26th August 2014
Fowey marks the first, of many, walk through’s we’ll be covering on the South coast of Cornwall. Half way between Plymouth and Falmouth, Fowey is one of Cornwall’s hidden gems. Tiny streets, tall houses, bunting and boats sum up this quintessential Cornish harbour.
Sparkling blue water peeks through the houses as we walk down the steep slopes of School Hill.
Trickling down into the town are a steady flow of locals and visitors, taking in the boutique shops and eagerly carrying their crabbing equipment, excited to get the best spot along the harbour.
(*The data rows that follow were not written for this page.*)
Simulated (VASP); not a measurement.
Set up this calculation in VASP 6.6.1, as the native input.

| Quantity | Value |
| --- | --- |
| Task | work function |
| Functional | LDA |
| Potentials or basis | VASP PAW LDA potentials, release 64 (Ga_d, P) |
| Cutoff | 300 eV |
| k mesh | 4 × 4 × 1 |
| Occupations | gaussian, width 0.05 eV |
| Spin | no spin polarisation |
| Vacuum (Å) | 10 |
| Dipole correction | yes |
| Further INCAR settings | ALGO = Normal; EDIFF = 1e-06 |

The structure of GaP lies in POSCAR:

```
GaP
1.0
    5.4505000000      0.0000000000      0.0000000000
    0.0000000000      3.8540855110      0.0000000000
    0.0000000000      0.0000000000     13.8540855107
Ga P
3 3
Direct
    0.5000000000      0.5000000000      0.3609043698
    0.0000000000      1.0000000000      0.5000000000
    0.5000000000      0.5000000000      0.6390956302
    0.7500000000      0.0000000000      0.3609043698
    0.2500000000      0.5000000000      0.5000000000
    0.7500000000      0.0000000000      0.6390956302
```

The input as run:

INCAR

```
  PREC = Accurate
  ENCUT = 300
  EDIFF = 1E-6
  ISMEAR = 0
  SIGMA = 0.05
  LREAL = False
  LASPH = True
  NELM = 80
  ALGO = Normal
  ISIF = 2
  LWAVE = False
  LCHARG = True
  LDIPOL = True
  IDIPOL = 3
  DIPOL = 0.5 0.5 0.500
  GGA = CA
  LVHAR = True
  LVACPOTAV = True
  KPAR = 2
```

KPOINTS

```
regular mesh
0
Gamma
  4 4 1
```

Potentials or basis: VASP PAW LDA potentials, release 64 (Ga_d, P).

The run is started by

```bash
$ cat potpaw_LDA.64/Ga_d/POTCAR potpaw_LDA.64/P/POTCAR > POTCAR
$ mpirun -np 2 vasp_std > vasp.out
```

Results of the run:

In the town centre familiar shops like Sea Salt and Joules make you feel at home, whilst the boutique shops like Whistlefish Gallery entice you into the creative world of Cornish art and craft.
But once again it’s the great Cornish food that brings Fowey to life. Here is the home of the famous Sam’s Bistro and Lifebouy Cafe, along with the customary bakeries and fish n’ chip shops.
Wherever you chose to stop for food, chances are you’ll be looking out over the River Fowey, a haven for seafaring vessels. Over the centuries the River Fowey was hugely significant to worldwide trade, dating back to the medieval era when Fowey was a major port for trading Cornish tin. The Fowey harbour also participated in significant naval warfare, including the defeat of the Spanish Armada. But it’s in the 1400s when Fowey men were most notorious across Europe, for their piracy!
These days you can take a boat trip around the harbour and learn all about Fowey’s history, and take a ‘float’ by Daphne du Maurier’s holiday home where she wrote her first novel The Loving Spirit.
Illustrator Mabel Lucie Attwell also took inspiration for Fowey, having lived in Polruan, opposite, and Fowey until her deal in 1964. Ferries run every approximately every 15 minutes to Polruan.